X and y are two natural numbers such that 3x^2+x=4y^2+y. Prove that x-y is the square of a whole number.?

Please show me complete working!!!!!!!!!!!!!!!!!!! GOOD LUCK!!!!!!!!!!!!!!!!!!!!!!!!!!!!!!!!!!!!

Relevance

x and y are natural numbers hence they are countable integers.

They are non negative

given 3x^2+x=4y^2+y

1. 3x^2+x=3y^2+y^2+y

So

2. 3 x^2-3 y^2 =y^2+y-x

from difference between squares

3(x+y)(x-y)=y^2+y-x

so

3. 3(x+y)(x-y)=y^2-(x-y)

divide by (x-y)

4. 3(x+y)=y^2/(x-y)-1

5 3(x+y)+1=y^2/(x-y)

as 3*(x+y)+1 is made up of natural numbers it is natural.
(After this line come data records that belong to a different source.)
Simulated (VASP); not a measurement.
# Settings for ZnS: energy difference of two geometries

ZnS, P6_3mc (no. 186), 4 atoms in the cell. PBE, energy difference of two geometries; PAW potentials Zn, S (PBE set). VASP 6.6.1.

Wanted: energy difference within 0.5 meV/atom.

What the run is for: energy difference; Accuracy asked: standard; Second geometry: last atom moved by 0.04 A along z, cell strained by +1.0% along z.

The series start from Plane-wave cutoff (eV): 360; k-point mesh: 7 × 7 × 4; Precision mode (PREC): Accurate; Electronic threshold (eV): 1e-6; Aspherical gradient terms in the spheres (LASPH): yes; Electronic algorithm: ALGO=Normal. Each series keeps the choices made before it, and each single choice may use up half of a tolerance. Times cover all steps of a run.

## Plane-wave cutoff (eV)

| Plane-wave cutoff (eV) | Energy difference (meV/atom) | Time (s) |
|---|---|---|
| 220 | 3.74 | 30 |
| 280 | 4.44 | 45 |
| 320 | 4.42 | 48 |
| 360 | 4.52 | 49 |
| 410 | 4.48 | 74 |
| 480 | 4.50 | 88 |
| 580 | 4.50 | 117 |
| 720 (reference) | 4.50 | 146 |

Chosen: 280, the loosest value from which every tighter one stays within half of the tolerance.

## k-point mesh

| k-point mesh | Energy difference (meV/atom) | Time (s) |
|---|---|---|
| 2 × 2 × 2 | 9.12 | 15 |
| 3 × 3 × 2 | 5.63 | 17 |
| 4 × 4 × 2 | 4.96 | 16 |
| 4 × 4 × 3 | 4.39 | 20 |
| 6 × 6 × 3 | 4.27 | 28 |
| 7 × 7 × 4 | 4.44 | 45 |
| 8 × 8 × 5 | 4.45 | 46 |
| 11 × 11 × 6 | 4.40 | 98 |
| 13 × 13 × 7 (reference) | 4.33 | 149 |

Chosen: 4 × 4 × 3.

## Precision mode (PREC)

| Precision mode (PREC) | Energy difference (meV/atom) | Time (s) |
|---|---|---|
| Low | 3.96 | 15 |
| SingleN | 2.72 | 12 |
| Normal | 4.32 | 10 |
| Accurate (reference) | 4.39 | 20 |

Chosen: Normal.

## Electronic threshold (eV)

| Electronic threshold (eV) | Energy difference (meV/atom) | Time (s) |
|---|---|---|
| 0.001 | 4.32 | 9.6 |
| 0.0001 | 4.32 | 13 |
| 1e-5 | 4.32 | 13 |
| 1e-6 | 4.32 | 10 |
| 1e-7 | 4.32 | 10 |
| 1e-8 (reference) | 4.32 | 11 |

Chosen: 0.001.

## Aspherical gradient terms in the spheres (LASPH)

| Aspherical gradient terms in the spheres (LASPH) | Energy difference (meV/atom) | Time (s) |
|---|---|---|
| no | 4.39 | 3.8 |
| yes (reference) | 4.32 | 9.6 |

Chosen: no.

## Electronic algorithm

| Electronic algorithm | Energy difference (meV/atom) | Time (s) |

so (x-y) must be a factor of y^2

Now can (x-y)=y i.e x=2y?

No because then from 5

3(x+y)+1=y^2/(x-y) so 3(2*y+y)+1=y^2/(y)

so 9y+1=y which it clearly doesn't so if (x-y) is a factor of y^2 but is not equal to y

so (x-y) is a factor of y^2 but is not equal to y.

this means y cannot be prime. Let y be made up of two prime factors a and b

so y^2=a^2*b^2

(x-y) is a factor of a^2*b^2 x-y cannot equal ab from the reasoning above.

(x-y) cannot be a factor of a*b^2 because it would be a factor of ab again

so (x-y) must be a factor of a^2 or a factor of b^2

We can apply the above reasoning if y has more thna 2 prime factors

In general (x-y) must factor into a^2 b^2. .......etc etc

Back to our two factor y

(x-y) must be a factor of a^2 or b^2

Remembering a and b are prime

considering a

(x-y) is a factor of a or a^2

as a is prime (x-y) can be 1 a or a^2

if (x-y) is 1 then (x-y) is a square proprosition proved

if (x-y)=a^2 then x-y is a square proposition proved.

But what if x-y=a?

Then x=y+a

From 5

3(x+y)+1=y^2/(x-y)

first y=a*b

3(x+y)+1=a^2*b^2/(x-y)

next (x-y)=a

3(x+y)*a+a=a^2*b^2

next y=ab

3(x+ab)*a=a^2*b^2

next x=ab+a

3(ab+a+ab)*a=a^2*b^2

3*a^2(2b+1)=a^2*b^2

3*(2b+1)=b^2

b^2-6b-3=0

b=(6+sqrt(36-12))/2 as sqrt(24) is not a whole number then b is not a whole number but b is a prime number from our original statement so (x-y) cannot=a

We can apply this to b and by extension to any other number of prime factors we can split y into.

so

(x-y)=1 or (x-y)=square of a prime factor of y

Thus (x-y) is a square

QED

I don't think the other proofs work.

Clearly, x>y so write x=y+k and substitue into 3x^2+x = 4y^2+y and then solve for y to get x= 3k +/- sqrt(12k^2+k) Since y is an integer, 12k^2+k is a perfect square. 12k^2+k=(12k+1)*k and 12k+1 and k are relatively prime so both 12k+1 and k must be perfect squares. Therefore k=x-y is a perfect square.

ok, let's try this (it'll be hard with the tiping and everything)

besides, i hope my solution is good enough; i thought it through and it seams ok so far, but i'm not sure :D

3x^2+x=4y^2+y

3x^2-4y^2-y+x=0

3x^2-3y^2+x-y=y^2

3(x^2-y^2)+x-y=y^2

3[(x-y)(x+y)]+x-y=y^2

(x-y)[3(x+y)+1]=y^2

y=sqrt{[3(x+y)+1](x-y)}

y=sqrt[(x-y)]*sqrt{[3(x+y)+1]}

y is a natural number, so i think that would conclude that both (x-y) and [3(x+y)+1] are squares of certain numbers; or at the most it reduces the problem to proving that the two parts, (x-y) and [3(x-y)+1] have no common divisors

hope it helps!

all the best and merry Xmass!

If 3x² + x = 4y² + y

then 3x² - 4y² + x - y = 0

then x - y = 4y² - 3x²

You can prove that (x - y) is the root of a whole number by proving (4y² - 3x²) is the root of a whole number. You can prove this by proving that (4y² - 3x²)² is a whole number. This is evident, knowing that y and x are natural numbers that are being squared. The square of a natural number is always a whole number. So (x - y) is the root of a whole number.